Berklee: Finances/Scholarships/Jazz Piano

Seeking insight on Berklee, not only for college, but more immediately to help us decide about the Aspire 5-week intensive this summer. He’s applying for scholarships to the summer program, but if he doesn’t get a full scholarship, we’ll need to decide if we should spend the money anyway. He’s already been to UNT, Shenandoah, and Eastman summer intensives.

He is very firm on going to college for music and making music his career. He’s an excellent jazz piano player, but doesn’t want to be stuck in a strict performance lane in college because he’s also interested in composition, production, and scoring. His love for jazz is more about improv and fusion styles than traditional/pure or big band jazz. We would like him to get industry skills in college, as well (music business, marketing, networking). I know that Berklee offers all of this.

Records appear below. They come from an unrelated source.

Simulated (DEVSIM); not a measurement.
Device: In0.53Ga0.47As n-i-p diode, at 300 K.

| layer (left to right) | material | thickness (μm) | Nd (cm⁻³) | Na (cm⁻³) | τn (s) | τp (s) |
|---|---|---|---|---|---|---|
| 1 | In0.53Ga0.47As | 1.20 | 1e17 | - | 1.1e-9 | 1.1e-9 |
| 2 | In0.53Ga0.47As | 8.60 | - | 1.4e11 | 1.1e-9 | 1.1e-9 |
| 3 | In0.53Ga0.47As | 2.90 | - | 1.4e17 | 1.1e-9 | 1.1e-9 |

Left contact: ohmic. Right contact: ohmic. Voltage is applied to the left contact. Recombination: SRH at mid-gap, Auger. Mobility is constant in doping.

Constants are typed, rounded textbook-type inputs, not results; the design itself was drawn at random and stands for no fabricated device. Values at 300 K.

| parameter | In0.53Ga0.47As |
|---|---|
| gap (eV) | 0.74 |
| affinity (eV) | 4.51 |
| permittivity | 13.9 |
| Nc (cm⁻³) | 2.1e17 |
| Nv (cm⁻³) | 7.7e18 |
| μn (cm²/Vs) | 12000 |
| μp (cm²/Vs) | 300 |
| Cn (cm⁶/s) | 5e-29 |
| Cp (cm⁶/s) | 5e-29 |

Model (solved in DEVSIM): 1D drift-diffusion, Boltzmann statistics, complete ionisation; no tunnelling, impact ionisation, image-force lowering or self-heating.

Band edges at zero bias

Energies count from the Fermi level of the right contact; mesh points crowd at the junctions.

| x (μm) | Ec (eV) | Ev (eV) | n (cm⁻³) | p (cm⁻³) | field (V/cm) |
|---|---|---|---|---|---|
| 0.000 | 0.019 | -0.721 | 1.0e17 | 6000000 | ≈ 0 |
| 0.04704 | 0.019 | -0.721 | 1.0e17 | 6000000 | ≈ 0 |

He has high academic stats. He will audition well. Sight reading is so-so. Musicality and ear are very good.

Finances are BIG priority for us. We have a list of schools we’re tossing around and while Berklee is on the list, I am feeling pretty skeptical that we can afford if even if he gets a decent scholarship. Cost of living in Boston and not having dorm housing after freshman year is a concern.

He has some friends at Berklee and is certainly intrigued by the idea of the school. We toured, and there were things we liked and things we didn’t like as much.

I’m looking for personal experience regarding:
The scholarship amounts your kids got from Berklee
The amount you spent on off-campus living (housing, food, transportation to campus)
Any information about how their need-based and talent-based aid interact or combine

Is it even possible to spend under 20K all-in?

Also seeking any other insights about the school. Unusually great experiences/opportunities or any disappointments, challenges, not what you thought it would be, etc.

Has the Berklee brand/reputation and networking connections been as useful to your kid as you’d hoped?

Some of our other considerations are:
UNT (affordable with the instate tuition scholarship and amazing jazz reputation)
Loyola New Orleans (affordable with aid possibilities, great jazz town)
U Miami (jazz reputation, don’t know much about financials yet)
SUNY Purchase (affordable, great jazz reputation, close to NYC to gig, but has a strict stay-in-your-lane set-up)
New School (decent scholarship potential but cost of living a concern)
Temple U (likely get good scholarship, can live at home)
U of the Arts (ditto)
Various selective liberal arts colleges with good music programs that meet full financial need that he may have access to because of academic stats.

Thanks!!!

My knowledge of the Berklee College of Music is limited to a daughter who took a summer course there, plus two former guitar teachers who had studied there (I was the student of one, both my daughter and I were students of the other).

Yes. My daughter did learn quite a bit from her summer course at Berklee, and liked it quite a bit. Some of what she learned involved music and songwriting, but some did also include business aspects related to having a career in music (plus a bit of copyright law). I do not think that we spent $20k for the summer course (I do not think that we would have been willing to spend this much, and she did not have anything close to this at the time). After this she had a musical tour of Europe, decided that she got tired of the music and did not like travel, and switched to a different potential career (she is currently studying something very different). I think that the summer course might have helped if she had decided to stay with music, but I do not think that it ended up mattering given the path that she has taken.

Of the two guitar teachers, one ran out of money before getting his bachelor’s degree and found that he was not qualified to borrow enough to complete his degree. He had to drop out of Berklee and then transfer to an in-state public university. He ended up with a degree from his in-state public university, plus debt from his study at Berklee. He would have been better off starting at his public university in the first place. He had to give a lot of guitar lessons to pay off his college debt.

The other was getting a master’s degree at Berklee. He was a very, very good guitar player, a very good teacher, and a nice person. He seemed to be able to afford it, but I have no idea how and never discussed this with him. I am guessing that the guitar lessons that we took from him had something to do with how he was able to afford to attend Berklee, but I have no idea whether a scholarship or family money also helped. He also seemed to enjoy his studies at Berklee, and was good at a wide range of types of music. He specifically taught me both electric guitar and classical guitar (as a result of this the day that Les Paul died I played “Lágrima” (tears) on my electric guitar in his memory, but that is another issue).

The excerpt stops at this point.